With everything that happens in life, we can choose how we experience the event or we can let the event determine our experience.
This is powerful! While the objective event will remain the same, our experience of the event is a choice we make!
Every situation we are in, we have the power to change our experience of that situation.
Have you ever noticed how one day your friend will criticize you and you’ll laugh it off, you won’t take it very seriously, it won’t disturb you or make you upset and the next day the very same friend will criticize you in a very similar way and you will lose it, you’ll get very upset?
Or, have you ever realized that sometimes you meet a certain person and you’re really not excited about meeting them and having the five‑minute conversation with them and then there’s another day you meet the very same person and you just really enjoy the five minutes you had with them?
Or, you go to an event, you go to some event and you ‑‑ it’s lame, it’s just really not exciting and you say, why did I have to come to this, I wish I didn’t have to be out here and spend my time doing this tonight and then another time you go to almost an identical event and you have a fantastic time?
What is the difference between the two situations in all of these examples? There is only one difference and the difference is you. The difference is the way you are experiencing the other person, the way you are experiencing what the other person is telling you, the way you are experiencing that event. The event is essentially objectively the same. The person is essentially the same critical person. The difference is where you are at or how you are choosing to see what’s going on around you that changes your entire experience.
And this is actually extremely empowering because it means that every situation we are in, we have the power to change our experience of that situation.
That’s very very powerful. And it also teaches us another very important point to notice, this is very, very important, that the objective reality of a situation is not nearly as important as our experience of that situation. And the richness of life comes out of the way we experience things, it doesn’t come out of the things themselves, the circumstances themselves.

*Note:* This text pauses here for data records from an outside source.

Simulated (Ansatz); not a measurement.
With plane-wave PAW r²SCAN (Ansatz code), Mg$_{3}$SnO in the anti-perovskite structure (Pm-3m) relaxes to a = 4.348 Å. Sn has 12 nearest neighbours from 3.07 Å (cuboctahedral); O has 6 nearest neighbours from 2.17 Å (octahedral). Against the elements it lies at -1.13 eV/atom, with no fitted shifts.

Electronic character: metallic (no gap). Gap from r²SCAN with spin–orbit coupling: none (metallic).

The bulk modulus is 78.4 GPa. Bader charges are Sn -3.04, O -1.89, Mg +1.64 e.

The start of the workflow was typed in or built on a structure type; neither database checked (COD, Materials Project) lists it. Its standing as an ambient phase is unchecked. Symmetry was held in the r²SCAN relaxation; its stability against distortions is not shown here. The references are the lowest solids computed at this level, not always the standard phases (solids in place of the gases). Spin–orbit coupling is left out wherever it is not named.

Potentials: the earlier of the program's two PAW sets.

And that’s the reason why some people who learn to bring experiences into their circumstances live very enriched lives and others who have enviable circumstances, they are not bringing experience, experiential moments into their circumstances and, therefore, they don’t have nearly as much as the other person has, even though the other person doesn’t have the ideal circumstances.
So enriched living really comes from our ability to learn how to bring experience, an experience out of or into the circumstances that we have. And very often you’ll notice we’ll be dismissive of someone else, someone else who is sharing an experience that they had, a feeling that they had and we’re dismissive of it. Oh, come on, that can’t be, no one has such an experience or no one feels that way. And we have to realize that our dismissiveness comes from our own lack of willingness to experience deeply; whereas, another person is willing to let themselves be open and vulnerable and experience, let their emotions get in touch with the circumstances instead of standing with their hands in their pockets and just looking objectively at the circumstances and not letting their inner self-experience. When we let our inner self-experience, we are experiencing richness, depth, meaning, value.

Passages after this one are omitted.